Getting more bang from your box

Some of you may be old hands at using vegetables to their fullest in your kitchen.  Some of you may not have seen carrot leaves before this season of CSA and farmer’s market shopping.  I keep finding new ways that I’m underutilizing the veggies that I bring home, and most of what I don’t eat is fed to my chickens and turned into eggs!  Here is a short list of tips and tactics to get more bang from your box (and for several items you might not have seen yet but that you might have brought home from the market).

* Compost it.  If you don’t already have a compost bin or don’t have room, but you do have a flower or garden patch, try burying your veggie scraps in strips between your plants.  Bury a little, then move over six inches and bury the next batch.  Your soil will improve.

* Soup stock it.  The bottoms of lettuce, peels of carrots, ends of bok choy, wilted but not liquified spinach leaves, outsides of onions, and general leftovers from chopping things up have a lot of flavor and nutrients in them.  Save them in a bag in the freezer until you have several big handfuls, then boil them for half an hour or so in water to cover.  Strain it, salt it, and freeze it in baggies, and you’ll have flavorful stock that beats a bouillon cube any day.

* Drink the broth.  Any time you’ve blanched or steamed a veggie, a significant portion of the nutrients have gone into the water.  Drink that as a clear soup, or use it to start a soup stock (see above), so that you’re not losing all those healthy bits.  At the very least, let it cool and water your houseplants.  (This is one of my guiltier items — I always get lazy and just drain the veggies so I can eat them.)

* Eat the tops.  Beet greens are a lot like chard — be sure to cut them off before storing the beets, and you can simmer, sauté, or turn a soup red.  Carrot greens are remarkably tasty and hold up well to all kinds of treatment — soup additions, mixed into a stir fry, or tempura battered and deep fried.  Onion tops are just as edible as leeks and scallions, though they get a little sunburned and thick late in the season.

* Freeze it.  Squishy or bruised fruit isn’t a pleasure to snack on, but it eats all the same because it is just very ripe.  Freeze apricots and berries that arrive too ripe and put them into muffins or smoothies later.

Do you have any tips or ideas?  Post them in the comments!

3 thoughts on “Getting more bang from your box

  1. These are good suggestions for people in the midst of a potato famine. However, I'm sad that it has come down to this for what was billed as a premium CSA though.This week was the heaviest for sure, but we are still (at best) getting 4 days of vegetables for 2 people in a small share. Not the promised 7.

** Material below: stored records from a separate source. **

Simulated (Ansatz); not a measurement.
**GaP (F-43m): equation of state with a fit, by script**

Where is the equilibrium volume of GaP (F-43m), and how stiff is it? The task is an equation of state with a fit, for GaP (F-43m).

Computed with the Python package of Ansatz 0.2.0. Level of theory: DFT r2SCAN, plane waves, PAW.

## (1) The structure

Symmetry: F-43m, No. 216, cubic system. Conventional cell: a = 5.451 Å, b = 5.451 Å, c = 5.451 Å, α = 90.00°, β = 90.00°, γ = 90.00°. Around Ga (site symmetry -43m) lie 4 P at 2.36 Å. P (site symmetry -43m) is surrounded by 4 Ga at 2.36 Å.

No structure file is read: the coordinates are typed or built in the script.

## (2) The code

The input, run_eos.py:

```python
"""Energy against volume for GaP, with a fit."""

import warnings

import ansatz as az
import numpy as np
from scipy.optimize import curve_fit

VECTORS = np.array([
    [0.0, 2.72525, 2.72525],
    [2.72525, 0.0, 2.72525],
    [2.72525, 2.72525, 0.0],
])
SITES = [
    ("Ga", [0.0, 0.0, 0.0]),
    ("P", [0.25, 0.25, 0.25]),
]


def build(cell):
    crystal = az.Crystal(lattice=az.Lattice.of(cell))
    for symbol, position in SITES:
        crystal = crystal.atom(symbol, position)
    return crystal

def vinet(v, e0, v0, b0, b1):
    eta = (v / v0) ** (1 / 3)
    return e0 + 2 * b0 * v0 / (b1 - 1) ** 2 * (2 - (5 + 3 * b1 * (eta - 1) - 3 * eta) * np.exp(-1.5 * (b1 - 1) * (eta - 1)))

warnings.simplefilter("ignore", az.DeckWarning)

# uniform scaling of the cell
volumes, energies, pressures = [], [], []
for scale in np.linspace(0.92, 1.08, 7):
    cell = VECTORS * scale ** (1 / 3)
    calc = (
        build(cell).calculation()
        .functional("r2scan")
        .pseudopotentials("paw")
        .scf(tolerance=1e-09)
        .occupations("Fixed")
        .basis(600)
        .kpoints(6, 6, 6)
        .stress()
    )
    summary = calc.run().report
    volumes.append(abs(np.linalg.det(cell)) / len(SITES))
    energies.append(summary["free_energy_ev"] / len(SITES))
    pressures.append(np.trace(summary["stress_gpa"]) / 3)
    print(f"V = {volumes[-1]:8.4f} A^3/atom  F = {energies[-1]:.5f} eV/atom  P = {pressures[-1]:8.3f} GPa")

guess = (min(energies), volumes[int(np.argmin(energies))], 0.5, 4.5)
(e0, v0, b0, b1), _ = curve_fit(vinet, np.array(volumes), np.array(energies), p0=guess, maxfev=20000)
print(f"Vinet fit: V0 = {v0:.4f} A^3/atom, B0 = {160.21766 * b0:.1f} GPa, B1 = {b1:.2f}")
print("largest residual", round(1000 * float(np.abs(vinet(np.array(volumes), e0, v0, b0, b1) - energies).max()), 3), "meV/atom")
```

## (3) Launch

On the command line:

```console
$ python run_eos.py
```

  2. You'll find this will average for the season into the expected week of veggies. Spring is always lean and full of things that don't make full meals (greens and scapes don't fill you up), summer builds quickly, and the fall is full of things that keep well for months. Within the next few weeks, you will be getting things that will be more than you need and you'll be storing them for later.I think you'll also find that some of the small share holders are having problems using up all of their veg before the next week. People who cook using only the box are going to go through it with ease, but most people aren't cooking that way. And good on you for doing it! Stop by the booth and talk with David — it is important to him to hear this feedback and to help to make it right for you, the member.I'll put a little of my personal politics out there as well and say I think using your vegetables this way is important regardless, and doubly important/enjoyable to do with a premium CSA like this one. We know the farmer that grew these carrots and beets, that the greens/pea shells/onion tops weren't sprayed with anything, and that the nutrition and quality are as high as they get (as is the price we pay for them). This isn't potato famine eating — this is how the rest of the world eats, using food entirely, whether it be a Paris market or a farmer in rural China. This is how gourmet restaurants operate.


  3. Here is a tip for people who may have trouble using items that appear in very small portions: Broaden your view of pesto and other spreads. This week, I put the fava beans, a few chocolate mint leaves, almonds, salt, pepper, and olive oil into a food processor and made a great sandwich/cracker spread. If I needed a bigger portion, I could use some of the spinach too. Most any of the greens and scrapes can be used this way, even if there is only a small amount of one item. If you have pesto/dip recipes that call for other greens, substituting typically won't change the recipe at all as long as you substitute herb for herb, oil for oil, etc.